No shorts, no sleeves, no class: Inappropriate dress codes hinder learning

Sports Editor

If your high school was anything like mine, most of the dress code policies were directed at female students — skirts or shorts above a certain length (realistically, that meant no skirts and cargo shorts), jeans with holes above the knee, leggings and athletic shorts, shoulder-showing tanks or muscle shirts and lower-cut shirts or shirts of thin material were not allowed.

What dress code rules did boys have at my school? Basically, no caps. That was the only rule ever enforced. 

All too often, there were girls held in the principal’s office for “inappropriate clothing,” instead of being in the classroom where they belong. What’s even sadder is that principals and other adults would give the excuse that it is “distracting for male students.”

Schools are placing more importance on having a distraction-free learning environment for teenage boys over a female classmate’s right to an education.

Typically, these dress-code infractions weren’t even that bad. One time, a friend was wearing jeans, a non-revealing tank top and a cardigan to cover her shoulders — and still got called into the office. Most recently, there was a Facebook post about a kindergartner who was forced to change clothes for wearing a sundress that “she’s worn to church,” according to her enraged father.

In other countries this is not the case. In Macedonia and other European countries, if a girl wears shorts or a skirt that is too short, “Some of the teachers would tell them something, but they would not tell them, ‘Go home and change.’ But they would be like, ‘For next time, this is too much,’” freshman international student Stefanija Korun said.

In Texas, “when spring started coming, and summer started coming, that’s when the tank tops came out, that’s when the skirts came out because everyone’s trying to be cute. So before class, they’d say, ‘Hey, stand up,’ and teachers would check dress code,” sophomore Marija Tadic said about her years at Pflugerville High School. 

Certain states in the U.S. have “incredibly relaxed” views on dress code standards too, writing and rhetoric Professor Chris Gerben said. “My experience of my 10 or so years [in California] was that there was no explicit correlation between fashion and formality and authority, which is what I would assume would come into play at a high school.”

The frustrating issue with the dress code is that when students are pulled out of class for inappropriate clothing, their hard-working parents have to take time out of their work day to go home and bring a change of clothes to their child who may not be wearing anything inappropriate at all.

One could also conclude that U.S. dress code rules lead to certain stigmas and justify ideas of rape culture. If boys are taught in school that if a girl wearing a skirt is breaking the rules, then they could very easily think a college girl with a short skirt is “asking for it.”

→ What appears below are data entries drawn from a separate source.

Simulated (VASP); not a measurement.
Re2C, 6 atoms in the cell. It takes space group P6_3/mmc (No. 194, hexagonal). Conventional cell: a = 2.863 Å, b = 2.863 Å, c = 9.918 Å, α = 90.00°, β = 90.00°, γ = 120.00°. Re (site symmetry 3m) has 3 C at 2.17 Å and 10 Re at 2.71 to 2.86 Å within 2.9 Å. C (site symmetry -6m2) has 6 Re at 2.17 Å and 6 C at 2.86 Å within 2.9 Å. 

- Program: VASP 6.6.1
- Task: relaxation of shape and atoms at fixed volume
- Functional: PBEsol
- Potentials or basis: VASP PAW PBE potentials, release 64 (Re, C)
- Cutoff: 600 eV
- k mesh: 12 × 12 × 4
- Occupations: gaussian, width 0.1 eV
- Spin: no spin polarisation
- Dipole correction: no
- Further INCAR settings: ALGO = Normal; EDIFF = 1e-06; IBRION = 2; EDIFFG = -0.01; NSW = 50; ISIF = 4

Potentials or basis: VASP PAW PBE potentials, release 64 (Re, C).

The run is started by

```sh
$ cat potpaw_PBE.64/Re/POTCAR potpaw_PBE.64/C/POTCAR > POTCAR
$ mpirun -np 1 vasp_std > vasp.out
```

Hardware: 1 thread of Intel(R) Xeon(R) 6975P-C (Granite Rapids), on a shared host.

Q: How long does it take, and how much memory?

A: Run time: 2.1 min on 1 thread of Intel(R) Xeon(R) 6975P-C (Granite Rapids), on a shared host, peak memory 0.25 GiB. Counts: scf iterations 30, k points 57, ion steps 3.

Enforcing a dress code policy is not fair to students who are refrained from fashion freedom, female students who are caused to feel humiliated and removed from learning, and parents who have to leave their work to comply with schools’ sexist rules.

A student dress code is something college students are free from. You can wear what you want and not have to worry about a professor telling you to change clothes. Yet for most students, especially girls, this freedom was not an option prior to college.